Published April 22, 2008 05:09 pm - ANDERSON — Nathan Smith looks back at his high school days and is glad that 13 years later gay students don’t have it as hard as he did.
INTOLERANCE: Gay students still face battle
ANDERSON — Nathan Smith looks back at his high school days and is glad that 13 years later gay students don’t have it as hard as he did.
“I was treated like a second-class citizen a lot of the time,” says Smith, a 1995 graduate of Pendleton Heights High School.
Bullying and name-calling were part of his daily school routine, even though Smith says he wasn’t very open about his sexuality.
“I let people say what they wanted to, and I really didn’t start confirming things until my senior year,” he says.
School officials were unresponsive, according to Smith, leading him to believe that the harassment, which sometimes escalated to death threats, was his own fault.

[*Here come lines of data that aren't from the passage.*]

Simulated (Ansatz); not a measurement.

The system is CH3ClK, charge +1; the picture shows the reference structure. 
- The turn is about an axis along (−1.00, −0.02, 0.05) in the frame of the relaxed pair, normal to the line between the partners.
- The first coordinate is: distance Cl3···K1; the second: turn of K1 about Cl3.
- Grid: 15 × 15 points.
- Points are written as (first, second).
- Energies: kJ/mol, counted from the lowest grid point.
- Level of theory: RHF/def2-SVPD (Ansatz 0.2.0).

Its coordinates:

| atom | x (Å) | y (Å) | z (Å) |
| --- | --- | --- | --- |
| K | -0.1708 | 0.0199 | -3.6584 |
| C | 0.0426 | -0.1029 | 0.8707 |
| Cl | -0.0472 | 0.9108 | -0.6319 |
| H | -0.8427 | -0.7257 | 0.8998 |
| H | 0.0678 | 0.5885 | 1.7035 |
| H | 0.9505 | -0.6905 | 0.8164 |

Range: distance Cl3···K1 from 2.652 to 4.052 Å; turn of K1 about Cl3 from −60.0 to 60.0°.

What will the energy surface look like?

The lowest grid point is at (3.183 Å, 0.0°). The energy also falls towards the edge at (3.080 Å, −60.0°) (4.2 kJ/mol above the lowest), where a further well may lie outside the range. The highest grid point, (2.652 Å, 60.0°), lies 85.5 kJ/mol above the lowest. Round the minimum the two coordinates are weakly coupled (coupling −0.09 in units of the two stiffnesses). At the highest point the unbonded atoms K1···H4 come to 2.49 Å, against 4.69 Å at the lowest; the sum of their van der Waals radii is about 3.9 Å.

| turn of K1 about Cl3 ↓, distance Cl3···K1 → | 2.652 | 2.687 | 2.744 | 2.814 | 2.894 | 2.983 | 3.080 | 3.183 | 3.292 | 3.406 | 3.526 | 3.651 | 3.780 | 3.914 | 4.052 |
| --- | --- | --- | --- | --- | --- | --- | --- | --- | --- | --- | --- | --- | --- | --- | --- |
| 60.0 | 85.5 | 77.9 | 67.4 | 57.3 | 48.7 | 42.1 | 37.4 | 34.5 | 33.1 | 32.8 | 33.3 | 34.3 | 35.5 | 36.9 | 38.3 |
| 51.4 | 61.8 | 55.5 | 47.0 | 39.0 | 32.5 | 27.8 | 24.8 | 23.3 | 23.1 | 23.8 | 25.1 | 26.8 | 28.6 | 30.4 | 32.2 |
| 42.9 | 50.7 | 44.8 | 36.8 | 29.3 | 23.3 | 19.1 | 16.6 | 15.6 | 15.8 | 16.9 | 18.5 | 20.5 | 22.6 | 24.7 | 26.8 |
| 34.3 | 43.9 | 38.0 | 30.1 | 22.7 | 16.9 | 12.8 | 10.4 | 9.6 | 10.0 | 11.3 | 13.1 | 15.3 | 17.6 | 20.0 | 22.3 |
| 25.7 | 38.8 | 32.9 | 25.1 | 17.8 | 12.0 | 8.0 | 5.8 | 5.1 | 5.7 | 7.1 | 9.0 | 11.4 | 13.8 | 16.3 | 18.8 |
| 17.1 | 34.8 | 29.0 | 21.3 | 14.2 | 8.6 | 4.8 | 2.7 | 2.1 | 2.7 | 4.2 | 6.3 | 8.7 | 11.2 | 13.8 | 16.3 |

But as national attitudes toward sexual minorities become more accepting, Smith says he’s glad to see the same changes taking place in Indiana.
Glen Nelson, principal of Pendleton Heights High School for the past six years, says the school’s student body generally accepts its small gay subset.
“I can’t really say that we’ve had issues of any major type,” he said. “I’m sure individual students have had things said to them, but if they don’t bring things to us, we can’t do anything about it.”
Individual cases are handled through the school's guidance office. Mike Taylor, one of three counselors, says the number of students coming to him to discuss sexuality issues has tapered down in recent years, maybe because the school is generally more accepting.
“We have some very open gay and lesbian kids here at the high school,” he says. “Now, they have not come to me as far as issues going on.”
Possible disciplinary action for anti-gay harassment can range from a three-day suspension for an isolated fight to criminal charges if ongoing harassment were to fall under federal anti-bullying or hate crimes laws, Taylor says.
‘More active than 20-30 years ago’
Smith, now 31, has lived in Muncie for the past two years and will graduate in May with a psychology degree from Ball State University.
He often visits his family in Anderson, but said he’s doing the same thing that other gay men from the area have done: leave.